Friday, April 29, 2011

Friday's Stink

I had some pretty intense and interactive lessons today in band about world musics. We focused on the Gamelan. They went great. However, despite only being here for the second half of the second semester I've found an odd connection with the seniors. I have 2 graduating band seniors, both of whom are going in to music education at Midwestern universities. It was surprisingly bitter-sweet class when suddenly, after signing their check-out sheets, I realized I would not get to teach them again. Maybe I'm still really young in the world of teaching. But when you have so few students and you give them your all... parting words are bitter.
It was harder than I thought.

Thursday, April 28, 2011


Its funny how much my students complain before and after class, but during class they visually demonstrate interest and participate in the lesson to the fullest degree. It almost seems that students, especially those in middle school, feel they cannot verbalize liking anything for fear of peer judgement.
Most of my students seem to enjoy the effort I put into teaching. I have not yet done a stereotypical band rehearsal where you come in, warm up, and straight up rehearse the music. I always have something, a new listening activity, a new worksheet, a mini music history presentation, new stretches and movements, and occasionally I even perform for my students.
They smile, they laugh, the commit themselves, they work hard, and improve daily. Yet they pretty much all act like they are "too cool" to be in band. Students are a unique species. I love it.

Wednesday, April 27, 2011

Marching 101

Today I introduced my MS and HS bands to marching basics. I had a list of 8 drill commands and combined it with work on posture and carriage.
Apparently they were taught previously to walk to a beat and not actually march. I'm not going to ask for high steppers or anything, but I have a sneaky suspicion these kids can't keep a beat in their feet. I'm going to incorporate foot movements into lessons for the rest of the year.
Next fall I will need to remind myself to pace lessons and involve less tedious tasks in rehearsal. I found myself wondering today if the strictness of a marching band was going to drive the students away. Several blatantly stated they hate marching and it showed in more than just their attitudes. How do I get my students to enjoy marching band? I feel like results are the best motivator, but they haven't seen positive results and won't in the near future. What can I do in the meantime?

In the beginning there was rock, then things began to roll...

I was hired on as a band director starting March 1st, 2011 after a January 20th interview. An odd time to start for sure.
The verbalized rationale: I could get to know the students and be settled.
The under-tone rationale: A small school wants to solidify the job before the market opens up and competition from larger, better-funded, schools began.

I took it.

My High school band was 10 members: 4 Trumpets, Clarinet, Alto Sax, Flute, Bari Sax, Trombone, and a Drummer. Two of which left in the first few weeks because of moving. Now there are 8. A mixed octet with uniforms.
My Middle School band is about 22. There are pretty well balanced, but oddly enough there is a severe lack of trumpets! WTHeck. 
The district also requires all 5th and 6th graders to try band.

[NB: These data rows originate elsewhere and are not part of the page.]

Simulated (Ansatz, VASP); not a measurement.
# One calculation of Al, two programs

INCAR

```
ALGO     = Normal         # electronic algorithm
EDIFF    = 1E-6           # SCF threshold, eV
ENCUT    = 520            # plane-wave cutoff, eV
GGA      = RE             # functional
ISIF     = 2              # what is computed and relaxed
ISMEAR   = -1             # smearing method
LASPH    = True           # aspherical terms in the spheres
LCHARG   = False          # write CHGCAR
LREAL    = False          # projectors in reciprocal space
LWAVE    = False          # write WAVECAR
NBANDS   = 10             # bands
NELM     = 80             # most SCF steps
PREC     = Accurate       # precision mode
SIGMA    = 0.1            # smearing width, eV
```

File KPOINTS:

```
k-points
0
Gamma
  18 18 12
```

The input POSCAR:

The program has really suffered from lack of direction/guidance, lack of performance, and lack of leadership. As a side effect is the lack of membership. The records I've found indicate that less than 10 years ago the HS Band was 54 members strong and was performing at conventions throughout the region. Now they do homecoming and a parade at the town up the road. 

I felt like I was putting on a cheerleading outfit underneath by teacher suit. I had to create the type of group students would WANT to join. Because all students start band I knew that all of the students 7-12 had at one time been in band. I need to bring them back in. I don't know what the answer is exactly, but if I use multiple methods something should work.

I've been here about 2 months now.

We have plenty of community support, above average equipment, decent funding, and a good-enough rehearsal space. 

This blog is the tale of my tiny band. Only time will tell where she takes me.